For a long time, the creative industry has been an important component in promoting global socio-political and democratic development. The contribution of the industry has been through the medium of music, drama, poetry, film and other forms of art.
Some creative individuals have used art to reflect political themes. Subtle as it may have been, the reggae legend, Bob Marley influenced the African liberation struggle and world politics through some of his songs such ‘Redemption Song’ and ‘Get Up Stand Up’ which reflect the global political themes of deprivation, inequality, racial and political consciousness and oppression.
The medium of art is a noble one, and those who find themselves in it must be conscious of their role in bringing about change in society. Protecting the interest of our society must be the ‘bulls-eye’ of every well-meaning artist; whether a musician, filmmaker, poet or actor. Where there is ignorance, injustice, political oppression and deprivation in our society, it is an opportunity for well-meaning artists to use their media to give voice to the down-trodden.
Over the years, some patriotic Ghanaian musicians like Kojo Antwi, Amanzeba, Rex Omar, Obrafour and others have come up with songs that seek to awaken the spirit of patriotism in the Ghanaian and African. These artists and many others, credited with producing works of art that are patriotic in nature, have proven their passion to see the betterment of our society.
Recent developments in the creative industry, however, pose a threat to this noble task of artists. The day our artists lose their sense of objectivity and relinquish the noble task of protecting the masses, our socio-political and democratic development will crumble.
It is a statement of fact that few governments in our political history have displayed the willingness to actively promote the creative industry. This neglect has made the industry less efficient in carrying out its role of furthering the national agenda. Sadly, many artists tend to be oblivious of the challenges of the industry, and are too eager to join these politicians to further partisan interests.
In spite of this neglect, our artists are the first group of professionals to be approached for favours during political campaigns. Suddenly, artists become an important ingredient in political campaigns and on political platforms. Many of our artists also jump on the bandwagon and forget their singular task to the masses.
How can our artists use their media to fight corruption, injustice and political oppression when they are publicly in bed with political parties, to whom they owe allegiance? How can a musician, for instance, sing a protest song to condemn corruption or abuse of power by a government, after he has publicly supported that government to come into power? Clearly, any such musician or artists would have sworn an oath of silence by their association with that government.
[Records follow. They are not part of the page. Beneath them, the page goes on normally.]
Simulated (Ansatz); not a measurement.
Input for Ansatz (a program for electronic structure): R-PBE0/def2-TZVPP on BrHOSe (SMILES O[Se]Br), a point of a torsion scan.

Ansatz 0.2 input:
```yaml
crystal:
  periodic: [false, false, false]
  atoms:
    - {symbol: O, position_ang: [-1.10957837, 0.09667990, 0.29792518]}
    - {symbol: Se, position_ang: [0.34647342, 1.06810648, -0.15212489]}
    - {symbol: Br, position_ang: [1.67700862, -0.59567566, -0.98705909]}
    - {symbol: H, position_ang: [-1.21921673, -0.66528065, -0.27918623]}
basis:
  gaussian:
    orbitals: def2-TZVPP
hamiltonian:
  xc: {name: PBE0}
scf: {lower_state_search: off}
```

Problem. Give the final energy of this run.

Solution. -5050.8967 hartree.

There is a theory that creative individuals must be free to publicly associate themselves with a party of their choice. While this may sound ‘trendier’, it is important for our artists to remember that the consumers of their works are the many ordinary people in our society. Many artists can be likened to the ‘magnet’ drawing fans from different parts of the country, diverse religious groups and political affiliations. This is perhaps the reason for which artists must be discrete about their political affiliation. In the eyes of fans, the artist is loved for their gifts.
The love for the artist is selfless, but by publicly declaring their political affiliation, this trust is broken and the artist fails to be an agent of change. The artist is no longer able to appeal to fans from different political persuasions. It is therefore not surprising that artists who have publicly mounted political platforms, have met their professional nemesis.
It is understandable that creative individuals reserve the right to join any political party of their choice. They are citizens and must therefore exercise their civic rights obviously in favour of their party of choice. The question is, can one think of a task more nobler than for the artist to be able to serve as an agent of change and bring about peace in society without associating with any partisan political party?